By: David Hoonjin Chai


In today’s congregations, diversity has become—or should become—a staple. The number of immigrants in our nations continues to rise. And we need to minister to them and invite them into God’s church. But we cannot honestly invite others into the church if we are not willing to provide services in their languages. Also, in immigrant churches, different languages are spoken within a single congregation by different generations; bilingual worship is necessary if these churches wish to worship together as a family.

The bilingual style of worship is not new; it has been present since the early church. The Old Testament was written in Hebrew, while the New Testament was written in Greek. Different languages were also employed in the liturgies of the early church, such as Maranatha, which is Aramaic for “Our Lord, Come!” and Halleluia, Hosanna, and Amen, which is Jewish synagogue language.

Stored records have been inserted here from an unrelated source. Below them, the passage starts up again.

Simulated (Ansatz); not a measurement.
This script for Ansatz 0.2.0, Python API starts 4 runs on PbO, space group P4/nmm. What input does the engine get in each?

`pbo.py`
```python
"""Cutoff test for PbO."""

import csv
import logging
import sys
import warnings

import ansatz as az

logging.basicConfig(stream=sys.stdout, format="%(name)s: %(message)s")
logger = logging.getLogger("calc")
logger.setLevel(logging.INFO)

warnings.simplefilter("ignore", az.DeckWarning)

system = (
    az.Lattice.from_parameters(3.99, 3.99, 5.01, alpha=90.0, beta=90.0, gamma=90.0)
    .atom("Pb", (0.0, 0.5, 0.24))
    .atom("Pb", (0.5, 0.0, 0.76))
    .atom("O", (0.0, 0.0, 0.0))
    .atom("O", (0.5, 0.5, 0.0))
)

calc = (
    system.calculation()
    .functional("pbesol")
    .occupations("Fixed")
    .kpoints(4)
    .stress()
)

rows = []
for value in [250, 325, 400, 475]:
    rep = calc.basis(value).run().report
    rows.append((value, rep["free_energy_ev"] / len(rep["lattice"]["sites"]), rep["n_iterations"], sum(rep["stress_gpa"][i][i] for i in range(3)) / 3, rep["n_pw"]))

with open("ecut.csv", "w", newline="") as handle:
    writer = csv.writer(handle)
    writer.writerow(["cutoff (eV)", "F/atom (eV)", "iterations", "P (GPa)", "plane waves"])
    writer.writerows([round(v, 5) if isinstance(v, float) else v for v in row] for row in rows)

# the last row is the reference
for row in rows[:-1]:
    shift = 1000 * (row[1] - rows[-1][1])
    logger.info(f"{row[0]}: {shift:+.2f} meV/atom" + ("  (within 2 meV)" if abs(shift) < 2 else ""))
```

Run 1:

The Directory for Worship of the Presbyterian Church (USA) encourages worship leaders to remember this diversity:

The church shall strive in its worship to use language about God which is intentionally as diverse and varied as the Bible and our theological traditions. The church is committed to using language in such a way that all members of the community of faith may recognize themselves to be included, addressed, and equally cherished before God.” (W.1.2006b)

If you would like to read more about bilingual worship services, see Dr. Paul Huh’s recent article, “Creating Bilingual Worship Services in Korean and English”, Call to Worship, Vol. 37.4/2003-2004.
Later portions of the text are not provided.